A collective awakening to the realization of racism is the first step in the right direction. We all must continue to educate ourselves and the people around us to confront our biases (unconscious or otherwise) and to fight the daily microaggressions POC face, specifically the Black community. So we asked 6 influential people in the community what resources they recommend for those looking to become more educated about Black experiences in America, as education is key and we have much to learn and unlearn.
Melody, Beauty and Lifestyle Influencer
If you are looking to better understanding the Black Lives Matter movement, specifically the rallying cry against police brutality, I recommend carving out 100 minutes to watch Ava Duvernay’s award-winning documentary 13th (currently available for free on Netflix). It’s a crash course on the history of policing and prisons in this country after the passing of the Constitution’s 13th Amendment. The film connects the dots between the abolishment of slavery and the mass incarceration of Black Americans as we know it today. While the amendment ended involuntary servitude, there was one notable exception: penal labor. This “loophole” was exploited by states and used to force freed slaves back into servitude. An extensive list of scholars, commentators, and history makers are featured as the film details how incarceration rates have soared, documenting the parallels with increased criminalization and disenfranchisement of Black Americans. Spoiler alert — the film opens with the startling statistic that the U.S. makes up only 5 percent of the global population but accounts for 25 percent of the world’s prisoners, which begs the question, why? Ava Duvernay’s 13th answers that question and how it has fueled the Black Lives Matter movement’s demand for change.

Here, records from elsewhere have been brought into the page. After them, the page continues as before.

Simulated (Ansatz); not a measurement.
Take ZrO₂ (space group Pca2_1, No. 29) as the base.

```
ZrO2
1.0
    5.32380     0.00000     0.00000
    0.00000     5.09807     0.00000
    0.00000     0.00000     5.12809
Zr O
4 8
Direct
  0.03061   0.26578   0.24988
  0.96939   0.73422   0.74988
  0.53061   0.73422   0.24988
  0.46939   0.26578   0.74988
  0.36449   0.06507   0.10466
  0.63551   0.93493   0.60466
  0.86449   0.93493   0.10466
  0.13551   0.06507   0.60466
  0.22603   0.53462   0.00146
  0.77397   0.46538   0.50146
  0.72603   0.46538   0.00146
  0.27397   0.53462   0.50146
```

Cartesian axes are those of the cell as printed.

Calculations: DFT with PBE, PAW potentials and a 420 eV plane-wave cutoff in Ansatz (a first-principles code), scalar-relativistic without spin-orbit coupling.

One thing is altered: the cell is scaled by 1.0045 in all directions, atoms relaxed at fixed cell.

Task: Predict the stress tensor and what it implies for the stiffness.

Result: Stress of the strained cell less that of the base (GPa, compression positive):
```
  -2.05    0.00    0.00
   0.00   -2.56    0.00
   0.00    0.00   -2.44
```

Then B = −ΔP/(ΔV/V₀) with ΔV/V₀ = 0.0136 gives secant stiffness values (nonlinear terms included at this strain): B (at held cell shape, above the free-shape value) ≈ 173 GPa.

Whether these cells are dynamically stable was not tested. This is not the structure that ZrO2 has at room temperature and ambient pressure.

Ehlie Luna, Recording Artist
It’s a strange feeling to actually have time and space to process feelings that were never really discussed. It’s always felt a bit like being a ghost in certain spaces sometimes, in that unless you’re sharing the experience, what we’re navigating is completely invisible. The first book that came to mind is Too Heavy a Yoke: Black Women & The Burden of Strength. The first movie that came to mind is When They See Us. Also, I learned about Robin DiAngelo, author of White Fragility, What Does it Mean to be White and Is Everyone Really Equal recently via YouTube.
Hana Nagel, Founder of WILD FANG HOME
While I sell vintage home decor online, my full-time job is in tech as a user experience design researcher. I help software engineers and AI research scientists develop AI models and products with the end-user in mind. As a queer Black woman in tech, I am keenly aware that the racial makeup in tech is deeply misaligned. I know how these tech solutions can skew towards white, straight users. As we move towards a world that is increasingly influenced by technology, I am impassioned to teach people how technology – and especially the data that powers these systems – is shaped by institutionalized racism. Amazon committed to stop selling facial recognition technology to the police for one year. Microsoft committed to stop selling facial recognition to police indefinitely. Tech companies know the potentially deadly impact their products can have on Black people and other marginalized communities. I hope to be a part of developing AI solutions that help all people flourish in their communities. When I was preparing this talk for the Joint Futures conference last September in Helsinki, I hesitated to speak about Tamir Rice’s murder in a design and technology-focused talk. My mentor told me, “say his name. When they give you a platform, never shut up.” Tamir Rice’s name still needs to be spoken because the cop who murdered the 12-year-old on a playground while he was playing was just rehired to the force. This is systemic racism at work. You can watch my talk by clicking this link.
Onyi Moss, Lifestyle Influencer
Who Killed Malcolm X on Netflix is a documentary that gives an insight as to how far back police brutality dates. Trial by The Media – 41 Shots is a good example of how police assume the worst of Black men even when they’re stood in front of their own home which is meant to be a safe place. The Innocence Files, also on Netflix, shows how Black men and POC have been wrongly incarcerated and the difficulties they face seeking to correct the mistakes of the system. Little Fires Everywhere is a show that has done a great job of depicting white privilege. Michelle Obama’s Becoming documentary shows how when a Black woman is seen to be educated, smart and willful, she’s deemed a threat and must be vilified. Hollywood is an example of how the world refuses to let Black people be seen or heard because they’ve convinced themselves society isn’t ready to accept them.
Lesley Thornton, Founder of KLUR
I naturally gravitate toward documentaries or workshops as a resource for my own self-education. Other people who want to pursue information about the Black experience and race relations in general, can start with learning about the past. Self-education on these topics is incredibly important because Black history has never been properly taught nor is it mandatory in most educational systems.
Film: 13th on Netflix.
Lectures: The work of Dr. Joy DeGruy, her lectures and workshops are free on YouTube.
Book recommendation: White Fragility: Why It’s So Hard for White People to Talk About Racism.
DeAnna Rivers, Style Blogger
I love to learn through documentaries and that style of the film is one of my favorites to watch. As the Black Lives Matter movement continues to grow my suggestion would be to watch When They See Us and 13th. These films are both on Netflix and give you a true understanding of the injustice that African Americans face on a daily basis. Please continue to do the work to educate yourselves even after the hype on social media begins to die down.